At PostSharp Technologies, we have been developing Metalama, an AOP framework based on Roslyn. Metalama still does not support call-site aspects (i.e., interceptors), but we have plans to implement them in the future. We believe that Metalama could meet the requirements of this feature proposal and provide a more elegant and robust solution.

We would be happy to collaborate with you on this matter and share our expertise and insights.

And is PostSharp Technology going to put the AOP features into C# as a core feature set? Or should your link have went to the pricing page?

https://www.postsharp.net/metalama/pricing

Until that happens, it is not a solution worth mentioning here on the Core DotNet issue trackers. What's next? We should be paying some third party vendors for basic language features like generics / expression tree / etc?

Or is it dotnet team's position to have gaps in the language feature set so third party vendors can profit off it?

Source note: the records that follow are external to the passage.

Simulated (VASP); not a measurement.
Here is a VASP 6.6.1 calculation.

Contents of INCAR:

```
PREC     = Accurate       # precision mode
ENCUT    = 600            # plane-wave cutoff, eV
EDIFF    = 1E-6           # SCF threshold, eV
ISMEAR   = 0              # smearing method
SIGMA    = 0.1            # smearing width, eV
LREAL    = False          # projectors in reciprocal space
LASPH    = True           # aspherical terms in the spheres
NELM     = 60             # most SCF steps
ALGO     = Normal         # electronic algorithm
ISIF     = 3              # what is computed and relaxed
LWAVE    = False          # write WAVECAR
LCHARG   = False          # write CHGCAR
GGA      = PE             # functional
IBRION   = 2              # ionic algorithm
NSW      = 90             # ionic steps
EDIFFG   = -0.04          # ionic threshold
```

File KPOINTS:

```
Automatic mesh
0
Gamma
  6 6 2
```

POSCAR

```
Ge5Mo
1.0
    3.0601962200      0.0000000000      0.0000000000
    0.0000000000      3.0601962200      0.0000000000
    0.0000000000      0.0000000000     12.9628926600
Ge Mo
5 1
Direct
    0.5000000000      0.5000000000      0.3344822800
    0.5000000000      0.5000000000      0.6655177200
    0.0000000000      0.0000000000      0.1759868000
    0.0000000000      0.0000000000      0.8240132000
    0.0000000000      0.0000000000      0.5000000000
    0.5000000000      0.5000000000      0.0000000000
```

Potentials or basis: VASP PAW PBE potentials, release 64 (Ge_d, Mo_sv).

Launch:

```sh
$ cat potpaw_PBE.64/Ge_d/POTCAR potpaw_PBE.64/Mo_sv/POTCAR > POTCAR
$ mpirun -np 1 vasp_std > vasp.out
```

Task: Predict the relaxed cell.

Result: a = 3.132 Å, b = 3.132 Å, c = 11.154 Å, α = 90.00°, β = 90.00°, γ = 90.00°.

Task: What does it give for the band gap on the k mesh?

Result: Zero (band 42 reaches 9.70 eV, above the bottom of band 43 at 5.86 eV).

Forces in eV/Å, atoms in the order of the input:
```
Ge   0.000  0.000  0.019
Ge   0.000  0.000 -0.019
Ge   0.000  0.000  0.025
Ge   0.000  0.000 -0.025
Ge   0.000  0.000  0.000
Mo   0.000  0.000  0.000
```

Be sure to let us all know either way.

This is a specific solution to a specific problem many of us here face, and having this implemented will solve many of our specific problems.

[HaloFour]

@LazyAnnoyingStupidIdiot

And is PostSharp Technology going to put the AOP features into C# as a core feature set? Or should your link have went to the pricing page?

I believe the point here is that a proper AOP solution will cover not only this use case but many, many others that interceptors cannot handle at all. Obviously any solution that ends up built into the language/compiler will not require developers to license/purchase third-party components.

[mgravell]

One potentially simplifying alternative here might be to disallow type parameters on interceptor methods, and force them to specialize based on the constructed signature of the interceptable method.

I'm not sure that's possible; to modify the example immediately preceding this statement:

class C<T>
{
    private T someField;
    public static void Use(...)
    {
        var x1 = something./*L1*/Interceptable("a", someField);
        var x2 = something./*L2*/Interceptable("a", someField);
    }
}

An interceptor cannot magic away the fact that there's an unresolved <T> in the constructed signature, unless the InterceptsLocation additionally allows types to be specified, and would also require JIT interception and per-type JIT (even for ref-type T). There's also the issue that if C<T> is public in library B, the generator here needs to run against B since it is B's calls that are being intercepted, but the final types aren't known until some consuming library/application A defines what C<ConcreteFoo> it actually wants.

[mgravell]

One additional thought - "unpronounceable types"; this would be an enticing API for libraries like Dapper to embrace AOT, but a typical Dapper usage today might look like:

connection.Execute("some sql", new { Foo = 12, Bar = "abc" });

it is not possible to convey this in an interceptor because the type with the parameters is unpronounceable; even if we took object or T as the arg, we can't cast it to get the values out, for similar reasons. There are some ugly workarounds, but... nothing good.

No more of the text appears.